2/3/11

Not what I expected...

Honestly I had been dreading yesterday for the last few weeks.  February 2nd, the anniversary of the day I found out my sweet boy had gone to heaven.  I have to say, 2.2.10 was the hardest day of my life.  So much sadness and fear were wrapped up into one day.  It was utterly shattering to find out his heart had stopped after just feeling him move the night before, and the terror of having to give birth to his lifeless body was more than I could bear.  I know it sounds silly, but at the time, I remember thinking, "I can't do this.  I haven't even been to my birthing classes.  This just isn't possible."  Unfortunately, class or no class, I didn't have a choice.  But thanks to a wonderful doctor and some incredibly supportive friends, I made it through the day.

I was afraid that yesterday, the anniversary of that fateful day, would cause me to go beyond remembering and relive the shattering emotions.  Matt and I knew that we wanted to mark the day...but we also wanted to keep our minds busy so we volunteered at a local christian charity.

Well, our plans were thwarted.  Yesterday (and the night before) was one of the biggest blizzards Chicago had ever experienced.  Everything shut down...including the organization we had planned on volunteering at.  Though for a moment, I panicked about having to face the whole day stuck in my house, my fear was quickly replaced with a childlike excitement about the snow day.  After the gale force winds off of Lake Michigan died down, the snow in our neighborhood was incredibly beautiful to look at.  As the peaceful blanket of white covered up the previously muddy streets and sidewalks, I was reminded how God can wash the muck of our lives - all the shame, the sorrows, the pain, the sins, etc - as white as snow.  HE makes all things new!

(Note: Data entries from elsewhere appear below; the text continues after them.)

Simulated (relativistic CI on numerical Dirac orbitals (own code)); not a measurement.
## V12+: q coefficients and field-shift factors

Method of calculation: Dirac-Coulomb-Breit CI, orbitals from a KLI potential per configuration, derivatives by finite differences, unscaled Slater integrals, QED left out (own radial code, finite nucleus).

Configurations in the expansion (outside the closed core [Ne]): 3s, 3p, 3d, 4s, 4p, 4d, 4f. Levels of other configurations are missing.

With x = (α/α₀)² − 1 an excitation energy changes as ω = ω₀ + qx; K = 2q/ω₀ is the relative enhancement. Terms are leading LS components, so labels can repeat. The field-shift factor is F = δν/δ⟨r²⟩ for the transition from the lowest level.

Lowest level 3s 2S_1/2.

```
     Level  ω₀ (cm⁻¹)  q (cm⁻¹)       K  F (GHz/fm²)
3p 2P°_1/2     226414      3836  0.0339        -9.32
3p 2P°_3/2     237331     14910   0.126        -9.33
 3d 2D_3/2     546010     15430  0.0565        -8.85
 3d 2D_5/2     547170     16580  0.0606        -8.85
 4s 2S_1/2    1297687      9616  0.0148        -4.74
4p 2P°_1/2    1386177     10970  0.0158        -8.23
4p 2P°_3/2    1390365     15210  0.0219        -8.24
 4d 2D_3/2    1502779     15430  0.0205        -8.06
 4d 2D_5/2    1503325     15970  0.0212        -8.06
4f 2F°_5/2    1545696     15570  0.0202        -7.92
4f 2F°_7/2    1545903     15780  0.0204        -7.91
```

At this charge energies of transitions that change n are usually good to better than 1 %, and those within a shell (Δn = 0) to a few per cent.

I kept looking out our window with childlike wonder until after lunch Matt and I decided to don our snow gear and venture out on a walk through this winter wonderland.  The sights we saw were simply amazing, but my favorite was a walk on the beach by our house.  The powerful winds and snow created a scene like I had never seen before.




Between the amazing snow day, the incredibly sweet messages I received from so many friends and family, and the countless prayers of so many, I got through yesterday, and you know what, it was actually a good day!  I remembered my sweet boy, Isaiah, but not with tears...with a smile.